The Trillium Project Residency left me with a camera full of images and a head full of things to ponder (click here for a look at the sketchbook journal I did during the residency, and more about the project itself.) So far those have evolved into two paintings – not Plein Air, mind you, because logging trucks (aka flying dragons) and artists sitting in the gravel at the side of the road don’t mix well!
The first one was inspired by an abandoned rusty bike on Shot Pouch road, just west of the cabin. I suspect that the bike may have had a close encounter with something on bigger wheels, the rear tire is actually wrapped completely around the back part of the frame… but the handlebars are pointing out over the spring greenery of the meadow in such an optimistic attitude. Bittersweet.
The second was painted from a photo I took just outside the community of Harlan, up the road a piece from Burnt Woods and Shot Pouch road. Harlan is one of those Oregon places that has been transformed several times, much like the little valley where one branch of my family settled. At first, men fought the trees to the ground with crosscut saws and whipsaws. Once those Monster Logs were gone, the forests were bruised from their passing, but still, there was forest. Technology changed – enter the chainsaw and the gasoline engine. In the boom years, logs flew by on roaring trucks, huge logs, maybe only three to a truck.

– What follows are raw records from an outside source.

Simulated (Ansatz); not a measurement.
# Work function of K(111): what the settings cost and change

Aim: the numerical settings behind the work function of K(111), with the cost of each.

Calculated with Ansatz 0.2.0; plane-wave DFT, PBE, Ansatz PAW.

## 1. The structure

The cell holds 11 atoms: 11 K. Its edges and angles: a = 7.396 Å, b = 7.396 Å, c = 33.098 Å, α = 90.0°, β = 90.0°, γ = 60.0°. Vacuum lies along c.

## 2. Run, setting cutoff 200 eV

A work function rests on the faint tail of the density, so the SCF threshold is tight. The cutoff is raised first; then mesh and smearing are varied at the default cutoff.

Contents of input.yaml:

I remember the first time I saw a logging truck in Georgia in the 1980’s, with dozens of piddly, skinny logs roped to the truck. I smirked, “You call that a log? We have REAL logs in Oregon.” And then I flew back home, and saw the mountains from the air for the first time… Industrial logging techniques had morphed into clear cutting, and little was left but eroding scars. A fringe of trees was left standing at the sides of the highways and on the ridge tops, leaving us down in the valleys with our illusions of forest. The “real logs” were quickly becoming history, the forest had become “managed” timber lands.
That old clearcut above that little ranch in Harlan seemed so familiar, though I had never been there before. It was beginning to green up as the red alder and blackberry moved in. Life is returning. But my gut tells me that every clearcut diminishes the potential for recovering the diversity of life in a forest, and the legacy of that land will never be as rich as it could have been.